I'm sure that I've been understanding what you are trying to describe. Perhaps I'm not as good at describing my response. ???

When you hook up flying leads to pins there are a number of things that can be problematic. A $50K logic analyzer has pretty sophisticated probe conditioning between the grabber leads and the sampler. A cheap analyzer doesn't. For the DD, between the local DDR sample buffer and the PC software display buffer is a lot of USB software. I don't have access to the DD control software so I don't know how it operates. We can both appreciate, from experience, how easy it is to mess up displaying data with a limited number of pixels to map to.

What you don't see with things like the DD are samples where data is transitioning between 0 and 1. You can't because of the design; it's all digital. If the sampler were, say a 4-bit A/D and the sampling clock period was about 1/10th the signal rise and fall times you could see this transition as well as over-shoot and under-shoot and possibly coupling of channels. This isn't a criticism of the DD ( or any cheap logic analyzer )  as its price precludes such amenities. 

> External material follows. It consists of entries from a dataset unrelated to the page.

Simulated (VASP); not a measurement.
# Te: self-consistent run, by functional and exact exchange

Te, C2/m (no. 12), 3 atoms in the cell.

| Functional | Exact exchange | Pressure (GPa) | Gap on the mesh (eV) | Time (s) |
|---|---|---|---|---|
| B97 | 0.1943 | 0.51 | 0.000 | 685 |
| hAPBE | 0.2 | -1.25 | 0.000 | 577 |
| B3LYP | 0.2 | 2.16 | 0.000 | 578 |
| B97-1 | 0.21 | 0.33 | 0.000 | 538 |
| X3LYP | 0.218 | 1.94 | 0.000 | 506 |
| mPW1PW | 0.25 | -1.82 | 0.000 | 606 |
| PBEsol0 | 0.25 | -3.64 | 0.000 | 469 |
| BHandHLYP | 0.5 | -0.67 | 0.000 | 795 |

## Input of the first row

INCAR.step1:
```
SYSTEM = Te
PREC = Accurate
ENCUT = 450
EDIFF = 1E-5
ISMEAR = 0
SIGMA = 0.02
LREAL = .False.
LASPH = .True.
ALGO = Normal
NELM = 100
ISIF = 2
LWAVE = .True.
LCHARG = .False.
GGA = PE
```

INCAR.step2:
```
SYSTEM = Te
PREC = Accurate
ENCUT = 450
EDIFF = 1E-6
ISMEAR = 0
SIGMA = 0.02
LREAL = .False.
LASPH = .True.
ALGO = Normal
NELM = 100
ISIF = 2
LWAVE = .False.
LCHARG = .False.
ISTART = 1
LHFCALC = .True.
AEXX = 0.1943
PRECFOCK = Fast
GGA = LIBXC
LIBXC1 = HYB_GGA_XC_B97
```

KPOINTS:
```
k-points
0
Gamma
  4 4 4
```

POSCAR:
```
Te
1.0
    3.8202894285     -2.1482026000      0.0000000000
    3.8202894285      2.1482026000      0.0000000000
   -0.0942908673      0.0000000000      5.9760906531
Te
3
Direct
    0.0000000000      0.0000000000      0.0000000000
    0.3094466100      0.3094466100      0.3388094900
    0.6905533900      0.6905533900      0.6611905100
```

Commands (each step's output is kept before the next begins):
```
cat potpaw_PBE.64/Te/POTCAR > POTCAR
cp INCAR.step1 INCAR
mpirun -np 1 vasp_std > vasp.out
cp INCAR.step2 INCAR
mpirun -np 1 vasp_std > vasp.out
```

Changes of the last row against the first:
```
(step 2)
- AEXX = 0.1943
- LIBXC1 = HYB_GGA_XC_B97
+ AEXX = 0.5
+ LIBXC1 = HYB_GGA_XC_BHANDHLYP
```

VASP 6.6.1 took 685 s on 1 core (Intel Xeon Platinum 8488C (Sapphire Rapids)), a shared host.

Still, as likely as it is that the artifacts in the compressed display that you show  is the result of poorly designed display software, I don't feel compelled to change my previous comments. The end result is that if your display doesn't represent a "true" picture of what the target signals are doing it doesn't matter how sophisticated the analyzer is; because the display is the information.

While it's hard to see what you are seeing from the pictures ( by browser doesn't let me zoom in very far ) you no doubt noticed that the "phantom transitions" are all near transitions on other signals. I don't think that either of us can make a conclusion as to what exactly is going on.